Perhaps the subject matter he is best known for, and for which he is most beloved, Lowry’s Industrial Scenes are among his most recognisable works. S. Lowry’s skilful depictions of industrial scenes have come to enjoy a central place in British national imagery, shaping and defining a collective understanding of pre and PostWar Britain, the North and its working-class community.

Though most of Lowry’s depictions are partially invented and partially locally and geographically specific, the artist’s representations of the “industrial scene”, as he called it, have assumed an historical relevance that cannot be understated. According to art historian T. J. Clark, Lowry’s repetitive and seemingly monotonous depictions work perfectly to represent the “immense social phenomenon” that was the reality and then slow dissolution of Britain’s working-class cities. For the scholar, Lowry’s paintings convey a social realism that universalises the British North to suggest a sense of commonality and shared social experience in relation to industrialism and the modern urban landscape.
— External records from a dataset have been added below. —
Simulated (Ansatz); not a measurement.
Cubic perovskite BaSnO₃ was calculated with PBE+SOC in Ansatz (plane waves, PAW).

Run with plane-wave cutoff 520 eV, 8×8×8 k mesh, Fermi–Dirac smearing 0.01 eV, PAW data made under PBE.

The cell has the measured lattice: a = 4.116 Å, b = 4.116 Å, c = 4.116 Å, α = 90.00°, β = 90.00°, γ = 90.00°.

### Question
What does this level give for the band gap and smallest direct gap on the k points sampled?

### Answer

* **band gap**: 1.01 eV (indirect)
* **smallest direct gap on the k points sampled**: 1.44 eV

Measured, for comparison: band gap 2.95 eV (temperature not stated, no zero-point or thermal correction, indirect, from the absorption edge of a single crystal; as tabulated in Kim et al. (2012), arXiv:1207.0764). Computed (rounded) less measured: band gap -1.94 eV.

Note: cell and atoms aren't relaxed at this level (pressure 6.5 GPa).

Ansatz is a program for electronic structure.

Lowry’s fascination with industrial scenes resulted out of his upbringing, having lived most of his childhood in Stretford. To the artist’s admission, however, it was not until 1912 that he began to conceive of the North as a source of beauty, and thus an aesthetic matter. Admittedly, it was Stanely Houghtone’s Hinde Wakes that prompted Lowry to “see beauty in the smoke”, as Chris Water beautifully puts it. He thus embarked on a large project aimed at aestheticising and bringing on canvas the social reality of the North, which he regarded with affection and admiration. As Lowry recounts, "We went to Pendlebury in 1909 from a residential side of Manchester, and we didn't like it. My father wanted to go to get near a friend for business reasons. We lived next door, and at first, I disliked it, and then after about a year or so I got used to it, and then I got absorbed in it, then I got infatuated with it. Then I began to wonder if anyone had ever done it. Seriously, not one or two; and it seemed to me by that time that it was a very fine industrial subject matter. And I couldn't see anybody at that time who had done it – and nobody had done it, it seemed." It was this aestheticising outlook able to beautify the North that has in turn distinguished Lowry as one of the utmost British painters, with scholars of the calibre of John Berger claiming that Lowry was the first painter to dignify the grim coldness and drabness of industrial cities.